Re: [Qemu-devel] MTTCG status updates, benchmark results and KVM forum plans

qemu-devel.nongnu.org archive mirror
 help / color / mirror / Atom feed

From: "Emilio G. Cota" <cota@braap.org>
To: "Alex Bennée" <alex.bennee@linaro.org>
Cc: mttcg@listserver.greensocs.com, qemu-devel@nongnu.org,
	fred.konrad@greensocs.com, a.rigo@virtualopensystems.com,
	bobby.prani@gmail.com, nikunj@linux.vnet.ibm.com,
	mark.burton@greensocs.com, pbonzini@redhat.com,
	jan.kiszka@siemens.com, serge.fdrv@gmail.com, rth@twiddle.net,
	peter.maydell@linaro.org, claudio.fontana@huawei.com,
	"Dr. David Alan Gilbert" <dgilbert@redhat.com>,
	Peter Crosthwaite <crosthwaite.peter@gmail.com>
Subject: Re: [Qemu-devel] MTTCG status updates, benchmark results and KVM forum plans
Date: Mon, 15 Aug 2016 11:46:26 -0400	[thread overview]
Message-ID: <20160815154626.GA8768@flamenco> (raw)
In-Reply-To: <87mvkeqph3.fsf@linaro.org>

On Mon, Aug 15, 2016 at 11:46:32 +0100, Alex Bennée wrote:
> As far as I'm aware the following work is still ongoing:
> 
> Emilo: cmpxchg atomics
> Alvise: LL/SC modelling

I've been tinkering with an experimental patch to do proper LL/SC. The idea
is to rely on hardware transactional memory, so that stores don't have
to be tracked. The trickiest thing is the fallback path, for which I'm
trying to (ab)use EXCP_ATOMIC to execute exclusively from the ldrex
all the way to the strex.

To test it, I'm using aarch64-linux-user running qht-bench compiled on
an aarch64 machine. I'm running on an Intel Skylake host (Skylake has
no known TSX bugs)

However, I'm finding issues that might not have to do with the
patch itself.

- On the latest MTTCG+cmpxchg tree (45c11751ed7 a.k.a.
  bennee/mttcg/base-patches-v4-with-cmpxchg-atomics-v2), QEMU loops
  forever without making progress in the instruction stream, even
  with taskset -c 0.
- On the cmpxchg tree (rth's atomic-2 branch [1]), it works more
  reliably, although tb_lock is held around tb_find_fast so parallelism isn't
  very high. Still, it sometimes triggers the assert below.
  - Applying the "remove tb_lock around hot path" patch makes it
    easier to trigger this assert in cpu-exec.c:650 (approx.):
            /* Assert that the compiler does not smash local variables. */
            g_assert(cpu == current_cpu)
    I've also seen triggered the assert immediately after that one, as well
    as the rcu_read_unlock depth assert.
  The asserts are usually triggered when all threads exit (by returning
  NULL) at roughly the same time.
  However, they cannot be triggered with taskset -c 0, which makes me
  suspect that somehow start_exclusive isn't working as intended.

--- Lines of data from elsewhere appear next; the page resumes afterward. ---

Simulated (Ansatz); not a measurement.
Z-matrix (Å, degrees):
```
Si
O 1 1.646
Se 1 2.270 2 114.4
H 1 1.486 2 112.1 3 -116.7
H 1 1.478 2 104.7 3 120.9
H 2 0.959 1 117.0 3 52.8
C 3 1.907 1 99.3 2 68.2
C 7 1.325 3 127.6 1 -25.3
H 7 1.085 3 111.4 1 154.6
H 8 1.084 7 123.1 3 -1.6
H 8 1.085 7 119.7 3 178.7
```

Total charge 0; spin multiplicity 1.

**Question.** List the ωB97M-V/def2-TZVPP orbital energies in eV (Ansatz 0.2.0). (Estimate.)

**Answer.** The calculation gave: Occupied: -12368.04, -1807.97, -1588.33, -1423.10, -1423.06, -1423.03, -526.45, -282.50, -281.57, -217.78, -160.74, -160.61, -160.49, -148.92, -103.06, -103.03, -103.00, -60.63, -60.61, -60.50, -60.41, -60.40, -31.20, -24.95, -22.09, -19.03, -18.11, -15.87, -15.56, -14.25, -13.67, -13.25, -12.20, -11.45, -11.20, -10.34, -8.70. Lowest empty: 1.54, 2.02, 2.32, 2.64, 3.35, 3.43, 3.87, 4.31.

Any tips would be appreciated! I'll reply with a patch that uses RTM,
the one below is fallback path all the way, and the best to reproduce
the above.

Thanks,

		Emilio

[1] https://github.com/rth7680/qemu/commits/atomic-2

>From ed6af6eb364e5a36e81d7cc8143c0e9783c50587 Mon Sep 17 00:00:00 2001
From: "Emilio G. Cota" <cota@braap.org>
Date: Mon, 15 Aug 2016 00:27:42 +0200
Subject: [PATCH] aarch64: use TSX for ldrex/strex (fallback path only)

Signed-off-by: Emilio G. Cota <cota@braap.org>
---
 linux-user/main.c          |  5 +++--
 target-arm/helper-a64.c    | 23 +++++++++++++++++++++++
 target-arm/helper-a64.h    |  4 ++++
 target-arm/translate-a64.c | 15 +++++++++------
 4 files changed, 39 insertions(+), 8 deletions(-)

diff --git a/linux-user/main.c b/linux-user/main.c
index 9880505..6922faa 100644
--- a/linux-user/main.c
+++ b/linux-user/main.c
@@ -192,8 +192,9 @@ static void step_atomic(CPUState *cpu)
 
     /* Since we got here, we know that parallel_cpus must be true.  */
     parallel_cpus = false;
-    cpu_exec_step(cpu);
-    parallel_cpus = true;
+    while (!parallel_cpus) {
+        cpu_exec_step(cpu);
+    }
 
     end_exclusive();
 }
diff --git a/target-arm/helper-a64.c b/target-arm/helper-a64.c
index 8ce518b..a97b631 100644
--- a/target-arm/helper-a64.c
+++ b/target-arm/helper-a64.c
@@ -579,3 +579,26 @@ uint64_t HELPER(paired_cmpxchg64_be)(CPUARMState *env, uint64_t addr,
 
     return !success;
 }
+
+void HELPER(xbegin)(CPUARMState *env)
+{
+    uintptr_t ra = GETPC();
+
+    if (parallel_cpus) {
+        cpu_loop_exit_atomic(ENV_GET_CPU(env), ra);
+    }
+}
+
+void HELPER(xend)(void)
+{
+    assert(!parallel_cpus);
+    parallel_cpus = true;
+}
+
+uint64_t HELPER(x_ok)(void)
+{
+    if (!parallel_cpus) {
+        return 1;
+    }
+    return 0;
+}
diff --git a/target-arm/helper-a64.h b/target-arm/helper-a64.h
index dd32000..e7ede43 100644
--- a/target-arm/helper-a64.h
+++ b/target-arm/helper-a64.h
@@ -48,3 +48,7 @@ DEF_HELPER_FLAGS_3(crc32_64, TCG_CALL_NO_RWG_SE, i64, i64, i64, i32)
 DEF_HELPER_FLAGS_3(crc32c_64, TCG_CALL_NO_RWG_SE, i64, i64, i64, i32)
 DEF_HELPER_FLAGS_4(paired_cmpxchg64_le, TCG_CALL_NO_WG, i64, env, i64, i64, i64)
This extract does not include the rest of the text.